The question was not about the price of building new nuclear power, but of maintaining old plants, and existing nuclear) power provides incredibly cheap, green energy. Simply put, my "claim" as you want to put it, Germany could have rid themselves of coal power with the help of the VRE they invested ln, but instead shut down their old nucler plants. The "proof" is no more difficult than studying their energy profile for the past 20 yrs.
In hindsight, the OC was somewhat rude towards you in particular, which I don't agree with, but alas.
Anyway, you seem to want to discuss future electricity solutions rather than the existing one, and I'd happily have a separate discussion on what mix of green energy sources ought to be used, if you'd like.
IMO based on what I have read over the years, optimal green energy mixes land on 40-70% VRE depending on regional climate factors, with the rest filled out by dispatchable sources such as hydropower, geothermal, biomass and nuclear power plants.
My comment was a response to someone calling me stupid for saying that nuclear power spending was a waste of money. Because it is a waste of money.
What you’ve read over the years is almost right, if you take “nuclear” out of the sentence you’ve pretty much got it.
The reason they were annoyed is that they were referring to keeping old nuclear plants running, and you are pointing to the costs of new nuclear.
-and the reason that nuclear is in the sentence is that access to the energy sources within it depends on geography. Filling up those last 30-60% of the energy mix with hydropower, geothermal and biomass is simply not possible in some areas, which is where nuclear comes in, regardless of whether we look at the most pessimistic cost estimates (which you are doing).
The article is called “German Chancellor Scholz speaks out against new nuclear power“, not “ German Chancellor Scholz speaks out against keeping old nuclear plants running”, so no, this is just shifting the goalposts.

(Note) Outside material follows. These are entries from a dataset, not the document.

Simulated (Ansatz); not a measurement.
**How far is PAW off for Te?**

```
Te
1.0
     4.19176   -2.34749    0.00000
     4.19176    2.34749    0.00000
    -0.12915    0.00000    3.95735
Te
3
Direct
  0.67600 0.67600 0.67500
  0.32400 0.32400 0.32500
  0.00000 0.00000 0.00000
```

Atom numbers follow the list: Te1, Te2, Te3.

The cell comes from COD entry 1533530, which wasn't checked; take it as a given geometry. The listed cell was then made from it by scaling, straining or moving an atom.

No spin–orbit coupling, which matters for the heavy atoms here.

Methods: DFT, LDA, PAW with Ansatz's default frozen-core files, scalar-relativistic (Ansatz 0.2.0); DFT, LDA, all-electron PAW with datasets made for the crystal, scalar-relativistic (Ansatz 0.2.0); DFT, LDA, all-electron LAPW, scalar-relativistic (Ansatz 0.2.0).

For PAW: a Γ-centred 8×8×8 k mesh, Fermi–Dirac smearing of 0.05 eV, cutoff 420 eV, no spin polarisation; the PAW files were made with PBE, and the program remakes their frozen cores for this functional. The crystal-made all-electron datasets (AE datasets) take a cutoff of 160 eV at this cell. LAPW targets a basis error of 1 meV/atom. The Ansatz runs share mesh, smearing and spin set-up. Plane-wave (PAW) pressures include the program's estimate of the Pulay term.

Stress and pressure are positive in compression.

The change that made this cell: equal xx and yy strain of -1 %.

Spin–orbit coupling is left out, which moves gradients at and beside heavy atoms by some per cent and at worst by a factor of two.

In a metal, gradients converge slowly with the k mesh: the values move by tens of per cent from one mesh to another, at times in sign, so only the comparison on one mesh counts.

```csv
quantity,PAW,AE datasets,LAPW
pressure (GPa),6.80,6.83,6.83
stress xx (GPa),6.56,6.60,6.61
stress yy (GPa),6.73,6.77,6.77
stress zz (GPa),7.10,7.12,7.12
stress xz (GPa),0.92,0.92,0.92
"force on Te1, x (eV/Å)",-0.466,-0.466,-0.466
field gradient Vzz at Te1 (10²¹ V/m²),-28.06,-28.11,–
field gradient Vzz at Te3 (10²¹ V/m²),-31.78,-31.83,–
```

And nope, you’re wrong, 100% renewable power across the entire planet is absolutely viable and would be much cheaper than involving nuclear. I have proven this again and again and again in this thread, but here’s a starting point for you:
The majority of studies show that a global transition to 100% renewable energy across all sectors – power, heat, transport and industry – is feasible and economically viable.
https://en.m.wikipedia.org/wiki/100%25_renewable_energy
There are other sources all throughout this thread to back up this claim, and no one has posted any sources to dispute it.
We’re done here. Have a pleasant evening.